Then there is so much money being thrown at successful SaaS that it just doesn't matter that their infrastructure costs are potentially 50x what they actually need. It seems that the only people squeezing performance out of software are the poor blokes who are scrimping by on shoestrings with no VC money in sight.
It's death by a thousand paper cuts. Lots of things that aren't really that slow in isolation, but in aggregate (or under pressure) they slow down the system and become impossible to measure.
Let's do web development. Since you mentioned payloads: today they're bigger, and often come with redundant fields, or sometimes they're not even paginated! This slows down the database I/O, requires more cache space, slows down the serialisation, slows down compression, requires more memory and bandwidth...
And then you also have the number of requests per page. Ten years ago you'd make one request that would serve you all the data in one go, but today each page calls a bunch of endpoints. Each endpoint has to potentially authenticate/authorise, go to the cache, go to the database, and each payload is probably wasteful too, as in the previous paragraph.
About authentication and authorisation: One specific product I worked on had to perform about 20 database queries for each request just for checking the permissions of the user. We changed the authentication to use a JWT-like token and moved the authorisation part to inside each query (adding "where creator_id = ?" to objects). We no longer needed 20 database queries before the real work.

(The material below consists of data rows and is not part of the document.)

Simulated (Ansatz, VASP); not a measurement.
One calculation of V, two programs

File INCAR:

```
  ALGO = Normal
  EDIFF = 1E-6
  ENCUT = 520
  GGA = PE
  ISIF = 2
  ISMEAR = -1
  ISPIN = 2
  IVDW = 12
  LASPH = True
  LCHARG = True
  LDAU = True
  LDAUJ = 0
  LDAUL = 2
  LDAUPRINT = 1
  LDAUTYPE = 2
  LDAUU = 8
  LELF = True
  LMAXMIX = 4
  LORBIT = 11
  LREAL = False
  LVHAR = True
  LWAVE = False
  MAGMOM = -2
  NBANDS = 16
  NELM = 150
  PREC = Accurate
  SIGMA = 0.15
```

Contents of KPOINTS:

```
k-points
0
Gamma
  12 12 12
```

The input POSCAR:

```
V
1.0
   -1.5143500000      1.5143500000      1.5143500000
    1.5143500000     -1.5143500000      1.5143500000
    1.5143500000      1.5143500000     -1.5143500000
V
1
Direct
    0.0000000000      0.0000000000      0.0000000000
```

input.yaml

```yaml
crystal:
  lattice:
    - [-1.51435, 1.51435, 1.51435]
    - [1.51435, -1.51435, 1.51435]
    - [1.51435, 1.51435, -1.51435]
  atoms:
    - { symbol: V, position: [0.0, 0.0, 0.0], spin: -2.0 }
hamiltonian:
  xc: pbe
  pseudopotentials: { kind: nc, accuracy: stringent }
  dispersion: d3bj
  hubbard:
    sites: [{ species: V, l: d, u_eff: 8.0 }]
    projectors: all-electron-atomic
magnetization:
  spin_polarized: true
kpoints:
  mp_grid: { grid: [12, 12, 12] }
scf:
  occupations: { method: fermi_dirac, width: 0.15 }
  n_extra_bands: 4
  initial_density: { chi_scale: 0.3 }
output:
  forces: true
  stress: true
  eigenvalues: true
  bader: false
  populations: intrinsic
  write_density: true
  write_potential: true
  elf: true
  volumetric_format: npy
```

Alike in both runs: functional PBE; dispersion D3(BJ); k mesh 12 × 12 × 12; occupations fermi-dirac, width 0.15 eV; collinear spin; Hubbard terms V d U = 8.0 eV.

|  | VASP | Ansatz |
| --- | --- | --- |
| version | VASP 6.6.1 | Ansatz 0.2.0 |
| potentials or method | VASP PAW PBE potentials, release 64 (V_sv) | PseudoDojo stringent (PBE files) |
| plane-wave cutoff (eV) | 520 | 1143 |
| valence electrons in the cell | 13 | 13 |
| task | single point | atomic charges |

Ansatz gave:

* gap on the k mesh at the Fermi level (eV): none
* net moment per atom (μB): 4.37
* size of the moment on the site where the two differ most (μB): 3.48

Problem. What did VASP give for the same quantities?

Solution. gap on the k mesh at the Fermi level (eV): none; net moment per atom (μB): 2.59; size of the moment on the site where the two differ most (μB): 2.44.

About 15 years ago I would have done "the optimised way" simply because it was much easier. I would have used SQL Views for complex queries. With ORMs it gets a bit harder, and it takes time to convince the team that SQL views are not just a stupid relic of the past.
Libraries are often an issue that goes unnoticed too. I mentioned serialisation above: this was a bottleneck in a Rails app I worked. Some responses were taking 600ms or more to serialise. We changed to fast_jsonapi and it went to sub-20ms times for the same payload that was 600ms. This app already had responses tailored to each request, but imagine if we were dumping the entire records in the payload...
Another common one is also related to SQL: when I was a beginner dev, our on-premises product was very slow in one customer: some things on the interface were taking upwards of 30 seconds. That wasn't happening in tests or in smaller customers. A veteran sat down by my side and explained query plans, and we brought that number down to milliseconds after improving indexing and removing useless joins.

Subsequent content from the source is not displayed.